We could have just separated out our magic ear of corn immediatly, cutting it off from the population. But that would have been a bottleneck in the diversity, and likely the resilience, of the population. Instead, we’ve been using a method of breending known as “ear-to-row”. When we find these ears that embody our ideal target corn, we keep those kernels separate and plant them in their own row in a block of corn. In 2024 and 2025, we grew 6 rows of Painted Mountain. Two rows were our ideal ears. Two rows were seeded from ears that were similar, but not quite there yet. And the remaining two rows were the rest of the Painted Mountain population, sharing pollen back into our gold/purple rows.
The result has been amazing. The general population is changing slowly: most ears now have at least some purple in their husks, and we are seeing the color range focusing in on the pink/gold spectrum. But there’s still tons of diversity; we’re even seeing entirely new corn types that didn’t exist in the original population, like chocolatey blue kernels on a purple cob. Pictured above are our selections of purple cobs, our ideal ears from 2024, and our working population of kernels from 2025.

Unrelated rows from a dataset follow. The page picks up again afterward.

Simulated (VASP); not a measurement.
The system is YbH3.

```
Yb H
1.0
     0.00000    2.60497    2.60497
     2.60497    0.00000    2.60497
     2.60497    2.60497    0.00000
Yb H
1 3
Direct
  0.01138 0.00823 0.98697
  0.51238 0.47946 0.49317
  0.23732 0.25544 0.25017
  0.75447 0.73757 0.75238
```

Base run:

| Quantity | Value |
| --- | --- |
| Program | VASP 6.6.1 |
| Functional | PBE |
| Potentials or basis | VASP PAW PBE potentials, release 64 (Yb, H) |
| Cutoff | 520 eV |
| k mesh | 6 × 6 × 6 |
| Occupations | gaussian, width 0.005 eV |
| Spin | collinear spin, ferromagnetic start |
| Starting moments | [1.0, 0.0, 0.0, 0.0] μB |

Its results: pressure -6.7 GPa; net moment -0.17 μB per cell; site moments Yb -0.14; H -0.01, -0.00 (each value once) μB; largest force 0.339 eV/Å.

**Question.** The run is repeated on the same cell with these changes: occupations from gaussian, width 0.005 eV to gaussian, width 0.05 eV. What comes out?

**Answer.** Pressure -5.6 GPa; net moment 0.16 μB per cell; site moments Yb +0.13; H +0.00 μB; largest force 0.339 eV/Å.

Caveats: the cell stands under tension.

While this particular strain of purple-cobbed Painted Mountain is not available to the general public right now, we have sold our “more purple” population of Painted Mountain to our friends at Vibrant Earth Seeds. You can purchase these seeds here, and we’re hoping to release our new variety of corn in the coming years. We’re not in a rush though—we want to make sure we’re breeding not just for color or beauty, but also for resilience.